Of course, enhancing one's status as a democratic citizen requires that
there be sites for the exercise of political agency. And here we return to
my earlier point about the significance of pre-existing settlements
establishing forms of multicultural citizenship prior to the introduction
of neoliberalism. I said earlier that in the case of Francophone minorities
in Canada and Maori in New Zealand, these constitutionalized settlements
protected social liberal multiculturalism from neoliberal erosion. But in
fact, where those constitutional protections existed, neoliberal reforms
may actually empower minorities to make fuller use of their multicultural
citizenship. Neoliberal reforms helped these groups to more fully enact the
rights that first emerged from socially liberal multiculturalism.
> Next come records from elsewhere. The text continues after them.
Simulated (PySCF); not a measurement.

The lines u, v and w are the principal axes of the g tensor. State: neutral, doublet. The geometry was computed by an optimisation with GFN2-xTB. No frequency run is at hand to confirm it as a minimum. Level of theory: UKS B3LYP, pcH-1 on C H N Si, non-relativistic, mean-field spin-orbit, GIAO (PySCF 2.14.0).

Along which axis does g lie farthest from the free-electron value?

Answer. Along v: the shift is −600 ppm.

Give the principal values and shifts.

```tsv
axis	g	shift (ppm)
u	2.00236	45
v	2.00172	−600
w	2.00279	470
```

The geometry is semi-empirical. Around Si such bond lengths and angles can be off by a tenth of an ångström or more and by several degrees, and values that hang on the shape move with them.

According to Macdonald and Muldoon, for example, neoliberalism "did not
always work against attempts by indigenous people to obtain greater control
over their lives. Provided there was an effective treaty or underlying
commitment to self-determination in place, the introduction of neo-liberal
systems of governance in New Zealand and Australia could create
opportunities for indigenous people to extend the scope of self-
determination" (Macdonald and Muldoon 2006: 221). The constitutional
commitment to Maori self-determination not only blocked certain neoliberal
reforms – for example, plans to privatize state property were blocked by
Maori claims that they had vested rights in that property – but also meant
that the Maori were in a position to take advantage of those reforms that
did take place. Prior to neoliberal reforms, Maori affairs (and the
delivery of public services to Maori) were monopolized by one
(paternalistic) department of government, but neoliberal reforms allowed
Maori organizations to contract with various government departments to
provide a wide range of services to Maori and indeed to non-Maori. The
techniques of neo-liberal New Public Management "released a myriad of
political possibilities that Maori seized with both hands", strengthening
their ability to shape the future of their communities.[20] Neoliberal
reforms also allowed Maori communities more direct access to global
markets, which in turn allowed them to "stand tall" in negotiating with the
state (ibid, 216, 212-13).

It is crucial to emphasize that indigenous politics is not driven by
neoliberal motivations. As Lucero puts it, "the rise of indigenous politics
is about nothing less than the finding of a democratic route toward
decolonization, and a decolonizing route toward democracy" (Lucero 2008:
ix). The point, rather, is that where these democratic and decolonizing
impulses have gained political recognition – where forms of multicultural
citizenship are in place – then indigenous people are capable of taking
advantage of neoliberal reforms to enhance their status as market actors,
and to use their enhanced status as market actors to further strengthen
their ethnic projects of indigenous self-determination. This is a theme
that recurs repeatedly, if sotto voce, in the literature on neoliberal
multiculturalism. The dominant motif in the literature is Hale's claim that
neoliberalism has reduced space for indigenous political projects to the
"safe" confines of the "permitted Indian". The contrapuntal theme is that
neoliberalism's promotion of market participation for indigenous peoples
has strengthened their capacity to pursue "a democratic route toward
decolonization". In at least some circumstances, "indigenous groups can nd
tools and resources in neo-liberal programs" (Fisher 2007: 11).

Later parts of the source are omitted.